Wow, I’m surprised nobody has mentioned the travel time for the information that the bullet has hit the ground! Since the soonest we can know that the bullet has hit is t=s/c (s is distance the bullet travels), the dropped bullet will always seem to land before the fired one. Sheesh. Amateurs.
wait, put down those torches! what’s that pitchfork for?
hahaha, come on, guys, I was only kidding! HEY!
::running away::
A common misconception about relativity, Joe_Cool. When you see an event happening is not when it seems to happen. If I see a supernova 1000 light-years away happen right now, I don’t say that it just happened right now: I say that, assuming it hasn’t moved since, it happened 1000 years ago, but I’m seeing it now. Where relativity comes in, is that different observers will disagree as to whether it’s moving, and thus on where it was when it went off.
Bringing this back to the matter at hand, a person trying to say which bullet landed first will take the light travel time into account. Although different observers will take it into account differently, as I posted above, the problem implies a particular frame of reference which we ought to use to solve the problem.
I typed this out in detail twice before, but my netscape crashed, and I don’t feel like typing it all up a again, so I hope this condensed version makes sence.
I know he said in a vacuum, but I’m more curious what happens in air.
Assume the bullet is fired at a speed greater than its terminal velocity. After the bullet leaves the barrel it has a lower than horizontal flight path,(aimed toward the ground.) Does the downward velocity component( accelerated by gravity) have to be greater than the terminal velocity before the effect of gravitation acceleration is effected, or does the fact that it has a total velocity greater than the terminal component, with a downward compontent, mean that it is going to not be accelerated quite as fast by gravity,(not quite getting 32 f/s). sort of a partial terminal velocity.

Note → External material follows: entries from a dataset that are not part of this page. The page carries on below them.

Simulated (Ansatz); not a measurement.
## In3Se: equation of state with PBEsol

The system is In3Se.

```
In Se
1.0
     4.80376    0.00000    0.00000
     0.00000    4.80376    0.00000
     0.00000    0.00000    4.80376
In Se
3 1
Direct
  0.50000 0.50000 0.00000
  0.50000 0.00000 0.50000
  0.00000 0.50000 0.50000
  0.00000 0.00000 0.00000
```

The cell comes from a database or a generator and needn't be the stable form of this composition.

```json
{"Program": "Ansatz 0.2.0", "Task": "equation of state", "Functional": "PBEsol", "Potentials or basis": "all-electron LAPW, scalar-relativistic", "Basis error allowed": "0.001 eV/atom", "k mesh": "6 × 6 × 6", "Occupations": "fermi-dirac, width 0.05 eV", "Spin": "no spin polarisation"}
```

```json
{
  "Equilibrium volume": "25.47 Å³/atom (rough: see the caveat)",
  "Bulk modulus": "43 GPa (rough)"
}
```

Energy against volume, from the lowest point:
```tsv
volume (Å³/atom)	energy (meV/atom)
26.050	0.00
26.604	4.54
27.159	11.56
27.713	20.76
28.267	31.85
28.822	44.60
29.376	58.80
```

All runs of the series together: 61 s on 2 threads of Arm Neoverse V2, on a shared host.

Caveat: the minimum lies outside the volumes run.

wolfman: Air resistance works to some degree at any velocity. How much resistance you have depends on the velocity: A simple model is that it’s directly proportional, so at double the speed, you get double the resistance: This is true faster or slower than terminal. What terminal velocity is, is the speed at which the force of air resistance is exactly equal to the force of gravity. So, to answer your question, no the speed does not have to be greater than terminal to have an effect.
Terminal velocity applies only to an object being accelerated by gravity and slowed by air resistance. It does *NOT* apply to any velocity component not on the vertical axis. Thus it has no effect on the range of the bullet. Furthermore, it acts equally on the fired (it's high horizontal velocity is irrelevant) and dropped bullets, therefore no effect overall.In air the moving bullet falls slower due to greater drag.
here’s the physics:
the speeding bullet begins to accelerate downward under gravity. The net velocity component is at a slight downward angle from the horizontal. the drag force is proprtional to the square of this velocity. the direction of the drag force is opposite the velocity. there is thus a small component of the drag force in the upward direction opposing gravity. this force component is larger that the equivalent upward drag force on the dropped bullet, due to the higher overall velocity.
(note drag scales quadratically with velocity. if it were linear then this argument would fail)
in vaccum the two bullets fall at the same rate. to see this put yourself in the center of mass frame moving at 1/2 the velocity of the fired bullet. From your point of view both bullets are travelling away from you at exactly the same speed in opposite directions. you cant tell which one was fires and which one was dropped.
this argument breaks down in air because in staionary air we can determine which bullet is ‘moving’ faster through the air, breaking the symmetry.
Ya know, I think that bigkahuna has a point… In actuality, air resistance is more complicated than pure linear or pure quadratic, and which is the best model depends on the speed, but there are certainly higher-order terms, in which case I think that bk’s argument is valid. Let me be the first to admit that I was wrong.
ok, i’m harking back to high school physics, but here goes.
bullets these days store their own gunpowder. makes it convenient, that does. it seems to me that the explosion isn’t absolutely instantaneous, and that for a short distance the bullet may be projected straight forward, without any drop. it would be like a little jet pack or something.
then i got thinking, i’m a putz. if the barrel is perfectly flat, then the bullet can’t fall until it leaves the barrel. so the 6 inched (2 feet, whatever, keep the bullet in the air a little bit longer (however long it takes to get the bullet out of the barrel).
if you dropped the bullet when hte shot bullet left the barrel (the “at the same time” seems open to debate) than scratvh that last point. the rocket thing, and friction in the barrel (even in a vacuum) still seem valid.
maybe.